TOKYO -- The Group of 20 looks to replace an international forum meant to prevent overproduction of steel as China, the world's top producer, stands in the way of extending the body's time limit.
Beijing strongly opposes continuing the current format, called the Global Forum on Steel Excess Capacity, which is set to expire at the end of the year, as well as the self-reporting on production.
But other members of the G-20, the group of leading rich and developing economies, favor having a system of mutual oversight in place. Whether a new framework would prove more effective than the current one would depend on China's participation.
China says it has taken sufficient steps to cut excess production at domestic steelmakers. Beijing began slashing capacity around 2016, lopping off roughly 150 million tons by 2018. However, the global steel glut remains unresolved.
The country raised production steadily starting in 2000, until the capacity reductions of the past three years. But China's steel output has started to rebound during its trade war with the U.S.
In September, Chinese crude steel production rose 2.2% from a year earlier to 82.77 million tons. The growth in output appears driven by Beijing's economic stimulus program.
China churned out 577 million tons of crude steel in the first seven months of the year, a record pace that puts an annual tally of 1 billion tons within reach.
The formation of the steel forum was first agreed to at the G-20 summit in 2016. The initiative brings together delegates from 33 nations and territories including Japan, the U.S., the European Union and China. Other major steel producers such as Brazil, India and Russia are also founding members.
To tamp down on excessive production, participants are required to present regular reports on the state of steel production. But many of the discussions focus on China's handling of surplus capacity, drawing the ire of Beijing.

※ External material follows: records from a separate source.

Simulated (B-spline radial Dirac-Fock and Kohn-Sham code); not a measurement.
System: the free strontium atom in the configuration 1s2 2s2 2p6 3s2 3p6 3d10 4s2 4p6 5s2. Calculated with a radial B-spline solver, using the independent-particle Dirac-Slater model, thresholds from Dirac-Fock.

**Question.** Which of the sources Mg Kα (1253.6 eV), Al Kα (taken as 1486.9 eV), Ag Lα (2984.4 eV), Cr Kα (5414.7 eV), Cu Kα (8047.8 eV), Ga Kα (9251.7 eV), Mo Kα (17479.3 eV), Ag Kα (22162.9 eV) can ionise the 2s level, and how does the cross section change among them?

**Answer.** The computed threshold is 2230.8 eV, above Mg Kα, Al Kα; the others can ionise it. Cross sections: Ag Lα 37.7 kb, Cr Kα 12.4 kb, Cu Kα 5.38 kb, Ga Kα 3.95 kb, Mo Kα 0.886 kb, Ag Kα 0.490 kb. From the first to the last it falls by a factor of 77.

Japan will work with like-minded members such as the U.S., the EU and Russia next year to establish the new discussion framework. Tokyo also will urge Beijing to take part, officials say. Few other forum members have any objections.
The framework could be ratified as early as next year's G-20 summit, but a lack of consent from the world's second-largest economy could complicate the process. Such talks to combat the steel glut also could be weakened if China drops out.
"At this point, I cannot predict what kind of framework can be crafted," a source close to Japan's government said.